Three TUI tabs cover the agent-authorization lifecycle. Agents never prompt the operator per-call; they request a typed policy (SLK) up front and then operate inside it.

Proposals tab

When an agent calls request_slk, the daemon queues an SlkDraft here. Each row shows agent id, capabilities, scope summary, expiry, and proposal id.

From the detail view:

  • y approves the draft as submitted; the daemon mints the SLK and returns the token to the agent.
  • n denies it; the agent receives a typed denied outcome from slk_status.
  • e edits the draft. You can narrow any scope — fewer wallets, smaller caps, smaller total budgets, shorter expiry, fewer allowed venues — but never widen one. Widening edits are rejected by the validator.

If a scoped wallet is password-protected, the unlock prompt appears once at approval time. The wallet’s secrets are then encrypted at rest under the SLK’s wrap key and persist across daemon restarts.

SLKs tab

The catalogue of every minted SLK: label, agent, status (Active, Expired, Exhausted, Revoked), capabilities + scope summary, cumulative usage, and expiry.

  • Enter opens detail: typed capabilities, per-capability scopes, rate-limit config, lifetime, persisted-secret status per wallet.
  • r revokes the SLK immediately. Revocation sweeps the SLK’s persisted secrets too.

The Free tier is capped at 1 active SLK; paid tiers raise the limit. Hitting the cap surfaces a tier-limit modal at proposal-approval time.

Activity tab

The append-only audit log of every agent dispatch attempt — success, violation, or refusal. Each row carries: timestamp, SLK, MCP call, redacted params, native / token / USDC spend, duration, outcome.

  • Enter opens detail with the full typed violation (if any) and the on-chain explorer link (when the call produced a tx).

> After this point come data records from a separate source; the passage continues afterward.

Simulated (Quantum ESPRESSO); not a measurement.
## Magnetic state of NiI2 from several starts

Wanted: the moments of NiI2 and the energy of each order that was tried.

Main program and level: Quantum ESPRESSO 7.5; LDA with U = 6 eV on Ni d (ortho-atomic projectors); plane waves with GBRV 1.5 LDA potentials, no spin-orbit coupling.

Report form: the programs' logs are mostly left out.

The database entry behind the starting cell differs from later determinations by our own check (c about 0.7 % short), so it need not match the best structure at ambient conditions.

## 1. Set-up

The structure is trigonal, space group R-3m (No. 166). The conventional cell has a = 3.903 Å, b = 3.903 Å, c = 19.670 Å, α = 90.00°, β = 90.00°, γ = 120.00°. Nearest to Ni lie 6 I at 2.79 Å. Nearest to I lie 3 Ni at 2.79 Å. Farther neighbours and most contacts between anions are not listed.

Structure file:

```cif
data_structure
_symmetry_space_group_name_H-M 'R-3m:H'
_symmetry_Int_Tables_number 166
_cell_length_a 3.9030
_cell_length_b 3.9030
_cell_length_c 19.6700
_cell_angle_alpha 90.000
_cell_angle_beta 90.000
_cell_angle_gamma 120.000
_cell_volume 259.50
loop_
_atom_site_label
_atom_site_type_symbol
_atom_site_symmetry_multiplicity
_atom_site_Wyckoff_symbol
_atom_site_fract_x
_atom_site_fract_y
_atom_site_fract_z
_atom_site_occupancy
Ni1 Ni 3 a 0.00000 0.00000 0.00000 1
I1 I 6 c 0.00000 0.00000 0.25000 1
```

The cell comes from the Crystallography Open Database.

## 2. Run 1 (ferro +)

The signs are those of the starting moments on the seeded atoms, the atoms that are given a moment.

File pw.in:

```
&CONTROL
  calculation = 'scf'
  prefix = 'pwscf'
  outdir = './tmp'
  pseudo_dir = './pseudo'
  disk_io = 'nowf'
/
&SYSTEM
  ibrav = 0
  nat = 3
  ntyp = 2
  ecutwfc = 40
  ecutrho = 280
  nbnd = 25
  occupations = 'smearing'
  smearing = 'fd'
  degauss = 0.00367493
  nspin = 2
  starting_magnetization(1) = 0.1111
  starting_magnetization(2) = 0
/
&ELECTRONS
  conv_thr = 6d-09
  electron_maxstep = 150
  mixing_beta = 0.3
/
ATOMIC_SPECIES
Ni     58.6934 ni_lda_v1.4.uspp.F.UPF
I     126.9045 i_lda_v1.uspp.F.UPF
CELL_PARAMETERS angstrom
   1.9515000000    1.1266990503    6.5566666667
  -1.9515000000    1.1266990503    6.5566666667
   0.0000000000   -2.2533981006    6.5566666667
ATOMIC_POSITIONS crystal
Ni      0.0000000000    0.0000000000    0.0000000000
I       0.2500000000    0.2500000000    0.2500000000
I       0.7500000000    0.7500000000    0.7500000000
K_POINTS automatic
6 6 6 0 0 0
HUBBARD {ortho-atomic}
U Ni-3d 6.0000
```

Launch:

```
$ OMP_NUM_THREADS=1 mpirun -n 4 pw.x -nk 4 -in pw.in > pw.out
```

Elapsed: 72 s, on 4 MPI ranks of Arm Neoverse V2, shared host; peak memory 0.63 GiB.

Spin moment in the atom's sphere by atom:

The Activity tab is the operator’s primary post-hoc audit surface; it never blocks dispatch.

WalletConnect note

When an SLK grants can_wc_connect and a dApp pairing matches the SLK’s WC scope, the daemon approves the session proposal autonomously — no prompt in DApps. The session settles immediately and the agent proceeds via its SLK. Operator-initiated pairings (you typed the WC URI in DApps) still take the human-driven approval path.